DCF appealing adoption by gay woman
A Hollywood lesbian is battling the state over custody of her infant cousin.
Vanessa Alenier became a parent after child welfare workers seized the child from one of her relatives and extended family suggested she take custody. A half-year later, Alenier asked the court to approve the boy’s adoption and the judge concured.
Last month, the Department of Children and Families appealed the adoption, creating the third challenge to Florida’s gay-adoption law.
“Until there is a unified appellate court decision on this issue, we are bound by Florida statute to defend and adhere to the law,” Joe Follick, spokesperson for the DCF told The Miami Herald.
During a previous appeal, the DCF wasn’t able to offer a single witness or any testimony to suggest the child was receiving anything other than love and secure home from Alenier and her partner, Melanie Leon.
Alenier’s attorney, Alan Mishael, has handled two of the state’s three successful adoptions by gay people.
“Instead of leaving this family alone, DCF wants to break it up and is spending taxpayer dollars trying to do so,”’ Mishael told The Miami Herald.
“All I want to do is be a mother to this baby,” Alenier said in a statement. “I was hoping that this was a signal that [DCF] Secretary George Sheldon might do the right thing in our case, but I can now see that I was mistaken. All Melanie and I can hope is that we are being put through this to help clear the way for others.”

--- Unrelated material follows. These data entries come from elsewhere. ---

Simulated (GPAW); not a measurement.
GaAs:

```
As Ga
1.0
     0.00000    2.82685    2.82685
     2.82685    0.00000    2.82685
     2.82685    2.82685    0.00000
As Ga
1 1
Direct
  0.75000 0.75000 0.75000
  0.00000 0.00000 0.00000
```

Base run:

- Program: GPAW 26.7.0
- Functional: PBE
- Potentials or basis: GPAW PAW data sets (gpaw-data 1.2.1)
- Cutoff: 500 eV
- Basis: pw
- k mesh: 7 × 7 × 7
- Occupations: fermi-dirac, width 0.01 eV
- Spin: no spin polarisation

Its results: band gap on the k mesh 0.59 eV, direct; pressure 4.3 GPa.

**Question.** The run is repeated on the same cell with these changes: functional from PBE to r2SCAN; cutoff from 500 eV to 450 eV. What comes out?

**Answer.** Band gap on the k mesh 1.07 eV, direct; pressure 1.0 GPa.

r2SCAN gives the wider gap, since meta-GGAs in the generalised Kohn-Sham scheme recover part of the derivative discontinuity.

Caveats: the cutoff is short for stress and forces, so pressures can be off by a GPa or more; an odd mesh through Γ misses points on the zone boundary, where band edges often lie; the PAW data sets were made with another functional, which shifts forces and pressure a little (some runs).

There have been other rulings against Florida’s antiquated law banning adoption by gay people. On Aug. 29, 2008, Monroe Circuit Judge David J. Audlin signed an order declaring the law unconstitutional, clearing the way for Wayne LaRue Smith, a Key West lawyer, to adopt a son he had been raising in foster care.
The next month, Miami-Dade Circuit Judge Cindy Lederman allowed Frank Martin Gill, a North Miami man who also declared himself as gay on adoption papers, to adopt two half brothers. Like Smith, Gill had been raising the boys in foster care. The DCF did appeal that case, and it’s currently under review by Third District Court of Appeal in Miami.